Fassbinder was never a director to be pigeon-holed and his restless formal experimentation resulted in a highly chequered body of work. Lili Marleen is one of his less satisfying films, with much ambition but a feeling that it was too rushed to be successful (he managed to release another 4 films before he died a year later of a heroin overdose).

An English/German co-production with dubbed English dialogue and an evidently substantial budget it was based on Lale Andersen's novel The Sky Has Many Colours and tells the story of the famous song that gives the film its title. Its history is intertwined with the romance between a German-Aryan Zurich cabaret singer named Willie (Hanna Schygulla) who made it famous and a Swiss Jewish composer, Robert Mendelsson (Giancarlo Giannini), whose father David (Mel Ferrer) is a wealthy businessman engaged in helping Jews flee Germany and the burgeoning National Socialist phenomenon.

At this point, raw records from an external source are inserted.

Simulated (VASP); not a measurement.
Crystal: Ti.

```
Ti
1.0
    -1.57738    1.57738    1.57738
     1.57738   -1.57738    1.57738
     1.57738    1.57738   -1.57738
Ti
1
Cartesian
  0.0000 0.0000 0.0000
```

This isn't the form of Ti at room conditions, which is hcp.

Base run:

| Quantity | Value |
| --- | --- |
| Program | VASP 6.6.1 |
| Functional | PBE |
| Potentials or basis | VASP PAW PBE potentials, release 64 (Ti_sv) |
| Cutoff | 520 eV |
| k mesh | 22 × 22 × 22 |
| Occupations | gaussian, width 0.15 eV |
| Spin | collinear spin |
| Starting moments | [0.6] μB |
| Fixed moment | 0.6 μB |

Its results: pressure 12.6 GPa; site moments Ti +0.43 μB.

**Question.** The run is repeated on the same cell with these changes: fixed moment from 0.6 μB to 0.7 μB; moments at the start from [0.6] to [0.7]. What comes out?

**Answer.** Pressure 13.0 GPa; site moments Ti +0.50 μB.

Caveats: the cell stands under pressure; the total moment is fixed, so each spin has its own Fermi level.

On one level it is a historical romance with all the appropriate production values but Fassbinder typically undercuts this seriousness with hyperbolic melodrama and full-on Nazi kitsch. This is not in itself a problem but it is done quite crudely with the same flaring chords and zooming camerawork repeated at every turn of events. That and the fact that we are subjected to Willie singing the same song over and over (it actually is used to torture Robert and we know by then how effective it is in that respect) and the film gradually becomes less and less bearable as it lurches between the sublime and the ridiculous.

The two halves of the film work against each other and any sense of meaning that Fassbinder might have had is lost, the closing scene of Robert conducting Mahler with Willi fluttering in some kind of erotic afflatus being more risible than either redemptive or parodic. If this is what Fassbinder wanted then he was successful, but who can tell?

DVD Extras: Audio commentary by Dr. Roger Hillman, Associate Professor in Film Studies/German studies at the Australian National University, Canberra; Hanna Schygulla On Lili Marleen; Original Theatrical trailer. NB : the original German theatrical release had a running time of 120m.